Side note: I miss Tumblr.

July 12, 2020


"I hope my editor likes the new manuscript; it's such a big departure from my previous work."

(Old tweet, but feels fresh anew.)

April 13, 2020

Round Two

>run statrprt.exe file:WIP.odt


word count: 151,980 (-15,513)
page count: 585 (-71)
# of chapters: 111 (-10)
longest chapter length: 4711 words (-330)
shortest chapter length: 173 words (-48)
opening paragraph length: 7 pages
# of footnotes: 22
# of pages in meter: 5
longest string without punctuation marks: 24 lines
# of named human characters: ~175 (-25)
# of chapters featuring most featured character:
status: beta-ready

January 18, 2020

n Cool Things

I recently translated to English some of the weekly content I write for El Jueves magazine so you guys can see my more political, compromised side.

November 22, 2019

My Debut

I'm an admirer of Jorge Luis Borges, whose longest work is a little over 5,000 words. One lesson I learned from him is that a book idea does not always need an execution: it's more efficient to pretend the book has already been written, and provide a commentary on it. That is what he did in stories such as "An Examination of the Work of Herbert Quain" (1941) or "The Approach to Al-Mu'tasim" (1935).

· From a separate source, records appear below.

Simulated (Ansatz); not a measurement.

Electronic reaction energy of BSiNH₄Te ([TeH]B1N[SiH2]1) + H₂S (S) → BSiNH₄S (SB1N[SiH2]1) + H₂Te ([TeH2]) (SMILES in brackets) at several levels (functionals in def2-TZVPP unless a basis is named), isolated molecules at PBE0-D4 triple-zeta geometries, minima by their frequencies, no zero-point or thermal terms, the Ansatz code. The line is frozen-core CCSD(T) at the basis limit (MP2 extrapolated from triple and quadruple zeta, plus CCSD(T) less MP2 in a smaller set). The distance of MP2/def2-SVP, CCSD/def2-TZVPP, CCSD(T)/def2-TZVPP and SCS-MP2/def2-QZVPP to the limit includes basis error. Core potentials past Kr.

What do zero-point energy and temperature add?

Today is the twelfth anniversary of my debut novel, Dormir amb Winona Ryder. I have mixed feelings about the occasion: on one hand, I owe a lot to that book; on the other, it's trash. Definitely not worth reading. However, like Borges's unwritten novels, it might be worth a commentary. So, if only for my curious anglophone readers, allow me to tell you about my first book on the condition that you don't give it any more attention.

I started DaWR in February 2006. I was 24. I had been churning out short stories and sending them to contests for some years; August 2005 was the first time I won one for a piece I liked. At the start of '06 I had quit a job that made me miserable. The plan was to take a two-month break to write and draw before getting a new job. DaWR stretched that break into a whole year.

I wasn't only busy with the novel; I was also writing more stories to keep me afloat. Looking back, I'm astounded at how much material I produced that year. And it made me money too. Even paid for my first trip abroad, to NYC. I was on fire. In seven months I finished DaWR just in time for the deadline of the most important award in Catalonia, I sent it in, and sat back to wait for the check.

December 2006, I lost. March 2007 I was moving back with my parents.

I am not trying to write a cautionary tale here; I don't care if you make the same mistakes I did. I'm only trying to tell you good things I remember from that time: I was having fun, I had high morale, I was discovering what I wanted to do with my life. And yeah, I was stupid too, but let's not fool ourselves: I'm pretty stupid now.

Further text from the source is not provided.